How anti-trafficking tactics netted suspected killers

Kampala, Uganda | RONALD MUSOKE | When news emerged on March 20 that six lions had been killed in Queen Elizabeth National Park, in southwestern Uganda, Uganda’s conservation community and the security forces acted swiftly.

The carcasses of the lions were found in the Ishasha area which is in the southern sector of the park which is popular for its rare tree climbing lions.

After confirming the killing of the lions on March 20, the Uganda Wildlife Authority (UWA), the country’s top conservation agency, immediately dispatched a team of investigators to the crime scene in Rusoroza Parish, Kihihi sub-county in Kanungu District.

Then on March 22 it announced a cash bounty of Shs10 million for anyone who would provide information that would lead to the arrest of the killers. It was a signal of how much UWA was also keen to catch the killers and UWA said a call from a “volunteer” came in immediately.
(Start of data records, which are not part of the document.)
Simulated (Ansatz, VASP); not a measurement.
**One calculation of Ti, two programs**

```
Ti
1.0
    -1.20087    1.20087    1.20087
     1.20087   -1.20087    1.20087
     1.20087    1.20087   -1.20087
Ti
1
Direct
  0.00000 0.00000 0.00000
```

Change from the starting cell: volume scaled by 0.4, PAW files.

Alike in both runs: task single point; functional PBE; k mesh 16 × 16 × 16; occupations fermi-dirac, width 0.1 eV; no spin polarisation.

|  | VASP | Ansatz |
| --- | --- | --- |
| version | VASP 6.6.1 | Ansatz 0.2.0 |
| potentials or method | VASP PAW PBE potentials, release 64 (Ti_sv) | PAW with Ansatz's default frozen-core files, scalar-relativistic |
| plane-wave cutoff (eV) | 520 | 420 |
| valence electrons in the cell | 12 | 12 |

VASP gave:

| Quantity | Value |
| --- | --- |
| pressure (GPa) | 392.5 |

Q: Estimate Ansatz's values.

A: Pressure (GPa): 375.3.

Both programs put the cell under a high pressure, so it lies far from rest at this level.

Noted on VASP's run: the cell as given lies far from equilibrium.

Four days after the killing, on March 23, UWA, the Uganda army and police mounted a joint operation and arrested three men as suspects. They included; Vincent Tumuhirwe, a 48-year old and Robert Ariho, a 40-year old peasant and David Miryango, a 68-year old male traditional healer. They were all locals from Tukundane village on the edge of the park in Kanungu District and Kazinga lower village.

“The case in point clearly demonstrates our resolve in holding accountable all persons who endanger wildlife,” said Police Spokesperson Fred Enanga on March 24.

“Our priority as the joint security agencies still remains enforcement of wildlife protection laws in the country,” Enanga added.

Police said the trio have since been transferred to Kampala and will be arraigned before the Utilities, Standards and Wildlife Court on various charges of unlawfully killing wildlife species, unlawful entry into wildlife protected areas and being in unlawful possession of wildlife pieces of three lion heads, 15 legs, a jerry can containing suspected animal fats, which were all exhibited. Other exhibits which were recovered include a tin of suspected poison, and spears.

Enanga said in a statement that forensic examination by UWA veterinarians revealed that the dead lions and nine vultures died after eating the poisonous carcasses and that the three suspects admitted to killing the lions for body parts and fats, which are used for ritualistic cleansing.

The latest killing of lions has left Uganda’s wildlife conservationists reeling from yet another massacre of lions in Queen Elizabeth National Park, one of the country’s most popular wildlife parks in Uganda.

The killing of Africa’s largest “big cats” brought the number of known lion killings to 17 in the last three years and close to 25 since 2008 in this conservancy. For a species whose population is fast declining, the March 20 incident left Uganda’s conservationists scratching their heads for answers.

“What just happened in Queen Elizabeth Park is saddening for Uganda,” said David Duli, the Country Director of the World Wildlife Fund (WWF).

“As WWF, we are getting a little more concerned because we do a lot of investment in harmonizing the relationship between parks and the frontline communities,” Duli told The Independent on March 25.

For Dr. William Olupot, the director of Nature and Livelihoods, a Kampala-based non-profit, the killing of the lions requires long lasting solutions.

“Human-wildlife conflicts are bound to occur but it is important to investigate these incidents, get to the root of the cases and then try to find long lasting solutions,” he said.

The initial anxiety was heightened because most of the lions’ body parts were missing. That triggered fear of involvement of international poaching rackets searching for lion body parts. And even as police investigations point to ritualistic practices in the community, the UWA are also not ruling out illegal trade in wildlife parts according to Bashir Hangi, the UWA communications officer.

“Given that some of the body parts of the lions are missing we cannot rule out illegal wildlife trafficking,” he told The Independent.

“It is a big set-back for conservation and tourism in the sense that anything that affects our animals affects tourism; it makes sighting lions a little harder.  It also means that resources which have been invested into conservation for years suddenly go to waste,” he said.

“When tourists don’t come to visit, we lose out as a country but also the communities themselves lose out on the money they receive from the national park gate fees. The communities lose, the country loses and the impact is direct.”

Hangi said UWA is rising to the challenge of wildlife trafficking in the country. He said they are more vigilant in the conservancies through setting up a robust canine unit and investigations and prosecution units.

“The reason why the situation seems more pronounced is because we are communicating better,” he said.